How did The WSJ do it?
The Journal reviewed hundreds of financial disclosure forms filed annually from 2010 to 2018 with the Administrative Office of the U.S. Courts. The forms, filed by federal trial and appellate judges, aren’t online. The Journal used the courts’ data as obtained and digitized by the Free Law Project, a nonpartisan legal-research nonprofit.
Then the Journal compared judges’ stockholdings to tens of thousands of court dockets, finding 685 violations. Scholars who reviewed the Journal’s analysis said its methodology was sound.
What have judges said?
Judges offered a variety of explanations for the violations. Some blamed court clerks. Some said their lists of companies to avoid had misspellings that foiled the conflict-screening software. Some said they had only nominal roles in the cases, such as confirming settlements, though there is no legal exemption for such roles.
Some judges misunderstood the law, saying erroneously that they didn’t have to recuse themselves because their stock was held in accounts run by professional money managers.
One judge who had 36 recusal violations, after initially saying he “never really paid much attention” to his stockholdings and wasn’t familiar with the ethics law, told the Journal: “I am embarrassed that I did not properly understand and apply the stock ownership rule.”
What has been the fallout?
After being alerted to violations by the Journal, 63 judges have directed court clerks as of Oct. 6 to notify parties in 365 lawsuits that they should have disqualified themselves and that cases could be reassigned and reopened.
One of those cases was a violation in a New York federal court involving
Exxon Mobil Corp.
Lawyers for the losing party that had sued a unit of the oil company now have asked an appeals court to toss out the ruling and order a review by a new judge because of “the inevitable appearance of partiality that results from these unfortunate circumstances.” The court clerk said the judge’s Exxon holdings didn’t have a bearing on his ruling in favor of the company.

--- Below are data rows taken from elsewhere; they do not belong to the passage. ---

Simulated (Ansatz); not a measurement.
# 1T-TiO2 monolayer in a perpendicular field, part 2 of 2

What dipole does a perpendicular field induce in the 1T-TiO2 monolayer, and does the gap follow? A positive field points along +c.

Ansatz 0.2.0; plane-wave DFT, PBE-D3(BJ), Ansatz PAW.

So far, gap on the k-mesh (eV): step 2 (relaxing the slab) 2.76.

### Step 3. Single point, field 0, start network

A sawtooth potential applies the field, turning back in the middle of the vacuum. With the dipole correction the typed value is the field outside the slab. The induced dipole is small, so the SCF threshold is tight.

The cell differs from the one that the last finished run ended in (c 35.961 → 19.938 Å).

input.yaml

In another case, in an Alabama federal court, a judge ruled against two homeowners in a foreclosure case against Wells Fargo & Co. The judge had bought Wells Fargo stock about two weeks after receiving the case. “This is outrageous,” one of the homeowners said when told the judge held the bank shares. “How am I supposed to know she owns stock in Wells Fargo?”
The homeowners asked the court to reopen the case. The court has assigned a new judge to their suit. The court clerk said the judge’s stockholding didn’t affect her decisions in the case.
What can you do in your case?
If a judge notifies a court clerk of a recusal violation, parties have the option to ask the court to rehear the case with a different judge.
If you have a pending case involving a company, you can ask your lawyer to contact the Administrative Office of the U.S. Courts for the latest financial disclosure forms of the judge to determine whether he or she has any conflicts or violations. But disclosures are filed only annually.
If anyone requests to see judges’ financial disclosures, the judges are told who asked. Some lawyers say this creates a disincentive for them to ask, out of concern about annoying judges in whose courtrooms they frequently appear.